Sometimes I sit in my studio apartment on the verge of hyperventilation. It's not because it's small, or because I feel claustrophobic. It has nothing to do with the size of my apartment, or the fact that I keep my (unused) computer on a sewing table pulled from the curb, and use an ottoman as a desk chair. My home and its amenities, or lack thereof, have nothing to do with the panic. Life, itself, is what suffocates me.
Do you ever feel that way? Or am I in my own, little universe, suffocating under the fact that, "This is it. This is what life is"?
I wonder too many things. Like, if I'll ever enjoy my job. Or if money worries will ever cease. They won't. When can I return from the grocery store with a week's worth of groceries, or not have a late fee on my bills? When will my relationship not be prefaced with "long-distance," and when, by God, will Barack Obama be elected so we can all survive?
I live in a city of hundreds of thousands, but sometimes I sit in my tiny, little abode and think that we are it, the cats and I. That there is no one else out there, outside of that dilapidated front door that's covered in tin-foil to keep out the sunlight.
I realize that, of course, we're not alone. But sometimes the grown-up worries are too much. Is there anything else to look forward to other than high gas prices and job insecurity? No one can help me understand my job, and no one can hand me a new one. I have to make the decision of whether to buy brand-name shampoo or cat food.

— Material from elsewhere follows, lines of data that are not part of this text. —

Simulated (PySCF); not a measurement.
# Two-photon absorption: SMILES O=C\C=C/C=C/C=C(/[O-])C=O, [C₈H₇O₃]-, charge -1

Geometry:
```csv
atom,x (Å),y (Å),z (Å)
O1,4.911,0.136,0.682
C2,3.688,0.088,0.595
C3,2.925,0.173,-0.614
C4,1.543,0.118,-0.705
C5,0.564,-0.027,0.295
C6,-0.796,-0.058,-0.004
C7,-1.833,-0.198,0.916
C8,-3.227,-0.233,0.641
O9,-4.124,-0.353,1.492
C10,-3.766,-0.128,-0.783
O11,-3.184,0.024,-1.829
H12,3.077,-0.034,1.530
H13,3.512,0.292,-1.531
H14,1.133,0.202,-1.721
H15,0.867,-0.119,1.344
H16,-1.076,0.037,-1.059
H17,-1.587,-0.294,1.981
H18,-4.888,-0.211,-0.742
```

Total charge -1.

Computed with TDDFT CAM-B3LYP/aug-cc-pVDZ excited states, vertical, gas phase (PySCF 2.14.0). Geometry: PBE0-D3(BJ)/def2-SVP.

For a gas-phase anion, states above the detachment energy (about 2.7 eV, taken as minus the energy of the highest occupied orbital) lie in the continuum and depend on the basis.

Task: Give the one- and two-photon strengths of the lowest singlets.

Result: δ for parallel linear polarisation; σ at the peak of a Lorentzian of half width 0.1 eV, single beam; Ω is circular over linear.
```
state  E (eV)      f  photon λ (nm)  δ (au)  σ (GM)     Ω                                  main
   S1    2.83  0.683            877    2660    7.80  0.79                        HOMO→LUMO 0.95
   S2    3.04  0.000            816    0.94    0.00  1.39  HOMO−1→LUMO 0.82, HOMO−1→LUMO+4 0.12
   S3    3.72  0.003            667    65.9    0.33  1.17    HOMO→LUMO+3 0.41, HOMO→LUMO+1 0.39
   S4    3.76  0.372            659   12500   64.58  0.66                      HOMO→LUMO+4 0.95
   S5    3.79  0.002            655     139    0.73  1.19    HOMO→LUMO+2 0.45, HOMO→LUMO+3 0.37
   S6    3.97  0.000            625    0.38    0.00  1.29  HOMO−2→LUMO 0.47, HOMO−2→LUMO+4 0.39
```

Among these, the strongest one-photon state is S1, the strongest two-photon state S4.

I get mad at myself for choosing an industry that is flailing, and one that pays pennies. Why didn't I go into nursing? Or another career where $30,000 is unheard of, and not the most I'll ever make?
If I never had to leave my apartment, or the safety of my small neighborhood, I'd be OK. It's the big, bad world that terrifies me. When do you get too old to hold your mom's hand to cross the street? Because I am pretty sure there is a light at the end of the tunnel. But the light is on the other side of the street.